Maybe it’s California’s iconic geography, the diversity and beauty stretching from alpine vistas to parched desert to productive farmland to cool, misty coastland. Or its Mediterranean climate and unpredictable rainfall.
“When you look at California, you have all these different geographic areas, and there are a lot of different policy ideas that come out of these regions,” said Matt Fleming, a spokesman for the California Republican Party.
While the GOP may have a reputation of being pro-business and anti-environment, Fleming says all candidates in California want clean air, clean drinking water, trails to hike and beaches for people to go to.
But the parties differ on how to best secure those desires.

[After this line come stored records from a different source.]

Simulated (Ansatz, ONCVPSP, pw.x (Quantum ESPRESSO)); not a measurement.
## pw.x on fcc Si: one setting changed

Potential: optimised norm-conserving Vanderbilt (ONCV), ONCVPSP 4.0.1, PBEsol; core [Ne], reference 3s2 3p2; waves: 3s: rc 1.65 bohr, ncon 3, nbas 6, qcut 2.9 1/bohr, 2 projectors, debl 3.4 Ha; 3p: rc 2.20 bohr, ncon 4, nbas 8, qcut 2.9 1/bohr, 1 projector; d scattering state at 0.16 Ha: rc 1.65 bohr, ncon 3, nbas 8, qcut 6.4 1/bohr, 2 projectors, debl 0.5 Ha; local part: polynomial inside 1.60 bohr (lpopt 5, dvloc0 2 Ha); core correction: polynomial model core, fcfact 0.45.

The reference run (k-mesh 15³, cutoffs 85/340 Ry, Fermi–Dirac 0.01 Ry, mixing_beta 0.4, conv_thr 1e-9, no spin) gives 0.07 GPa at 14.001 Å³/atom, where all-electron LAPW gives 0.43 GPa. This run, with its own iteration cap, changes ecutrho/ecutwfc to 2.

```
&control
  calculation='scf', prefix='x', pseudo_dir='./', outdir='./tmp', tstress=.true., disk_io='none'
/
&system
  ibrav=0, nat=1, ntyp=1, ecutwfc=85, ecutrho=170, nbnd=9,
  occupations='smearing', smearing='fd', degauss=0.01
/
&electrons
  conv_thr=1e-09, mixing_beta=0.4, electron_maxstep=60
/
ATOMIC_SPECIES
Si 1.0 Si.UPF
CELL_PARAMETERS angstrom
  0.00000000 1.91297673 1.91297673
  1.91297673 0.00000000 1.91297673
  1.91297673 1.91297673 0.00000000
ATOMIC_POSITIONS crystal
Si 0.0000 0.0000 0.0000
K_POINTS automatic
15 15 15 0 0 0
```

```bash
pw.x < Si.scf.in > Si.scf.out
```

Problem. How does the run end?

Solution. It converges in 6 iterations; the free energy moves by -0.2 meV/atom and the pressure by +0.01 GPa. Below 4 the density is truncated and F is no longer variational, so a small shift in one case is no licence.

Katie Hill, running for Congress as a Democrat in California’s 25th District – the traditionally conservative LA suburb of Simi Valley – makes clear in her campaign literature and on Twitter that she intends to use the environment as a wedge issue.
“Sensible environmental policy,” she wrote in one tweet in which she shared a recent news story linking California’s ongoing wildfire crisis with climate change.
Incumbent Steve Knight, meanwhile, must fend off his opposition’s claims that he’s overly friendly with the oil and gas industry at the expense of a warming planet. The Sierra Club has taken out several ads on the Los Angeles Times website attacking the two-term congressman.
The organization points to Knight’s vote to block the U.S. Environmental Protection Agency’s implementation of the methane rule, which would significantly reduce air pollution and greenhouse gas emissions. Knight has also voted against climate change legislation and publicly states he is against any type of carbon tax, the group says.
“Steve Knight has repeatedly voted to put polluter interests above the people he represents by undermining clean air and climate action policies that would benefit everyone,” said Matthew Gravatt, Sierra Club’s associate legislative director. “In fact, it seems like he cares more about helping carbon, methane and air pollution prosper than our own kids.”